Today’s whole pratfall was one more proof that I wasn’t cemetery-ready just yet.
No wonder Father had prayed over the question and decided early on, to hold off on my interest in ever being baptized Orthodox. “In this case, we will make haste slowly,” he smiled. Then he paid careful attention to see how well I merged in with the rest of the congregation. But even with eight years of Liturgical services I didn’t seem to merge in, and church functions generally found me backed into a corner, peering anxiously and trying to follow the thread of multiple interactions. “You are so terribly determined to not be hurt any more,” Father said gently. “But the kind of safety that you look for? It’s in The Kingdom. And you’re not there yet. And neither am I, or any of us. And church is not a pleasant escape; it’s an arena.” The only solution, as he kept urging me, was to plunge in to the living Body of Christ, that awkward and mess-ridden morass of human interactions, elbowing and jostling around with imperfect people and forgiving one another and ourselves.

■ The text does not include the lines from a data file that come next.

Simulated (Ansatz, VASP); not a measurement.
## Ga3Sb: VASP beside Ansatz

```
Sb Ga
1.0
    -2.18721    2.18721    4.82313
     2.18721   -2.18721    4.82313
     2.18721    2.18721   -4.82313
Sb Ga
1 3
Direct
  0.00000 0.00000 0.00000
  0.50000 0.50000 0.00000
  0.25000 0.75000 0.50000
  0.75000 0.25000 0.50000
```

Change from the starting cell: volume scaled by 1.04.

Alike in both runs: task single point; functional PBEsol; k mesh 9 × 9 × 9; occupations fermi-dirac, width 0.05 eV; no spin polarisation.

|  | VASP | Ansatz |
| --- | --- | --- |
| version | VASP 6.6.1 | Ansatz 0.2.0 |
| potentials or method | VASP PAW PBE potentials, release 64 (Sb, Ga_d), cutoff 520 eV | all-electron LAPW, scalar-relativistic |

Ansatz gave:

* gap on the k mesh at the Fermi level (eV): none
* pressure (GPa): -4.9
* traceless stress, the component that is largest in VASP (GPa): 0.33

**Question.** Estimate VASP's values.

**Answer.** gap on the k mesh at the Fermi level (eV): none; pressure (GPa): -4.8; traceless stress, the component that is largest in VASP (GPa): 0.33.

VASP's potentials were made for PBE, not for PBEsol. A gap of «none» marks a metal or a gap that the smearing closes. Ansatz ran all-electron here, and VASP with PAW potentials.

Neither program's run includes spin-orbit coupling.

I left the rocking chair and with a heavy heart fixed some millet kasha with rice milk, sweet butter, and raisins. Then munching on my kasha, I was finally able to smile: our food bankers were missing out on a nice lunch here, the signature staple grain of the Soviet Army (“Served every day for two years,” a veteran told me in Moscow; “but as a cold lump, with two flavors — lard, and grit.”). The ad team at General Mills missed out too. They would have loved to film today’s excitement for their next campaign: “Lucky Charms: Worth A Good Donnybrook.”
_______
Scene 4.
Six weeks after, on New Year’s Eve, Lolly called with another of her glowing business ideas.
Outside the parish hall, a local grocer had just dumped off a big box of half-pound tubs of fancy whitefish salad. The whitefish was perfectly good, but stamped with a sell-by of December 31. Somebody had to pass it out right away, and according to food bank regulations it had to happen before midnight. The church ladies all had family and festivities to fuss over; they needed a messenger now, to walk hundreds of dollars of windfall over to Senior Home. The ladies figured I could just knock from door to door, and tell the residents what this food was and who sent it and how they’d need to eat it right away.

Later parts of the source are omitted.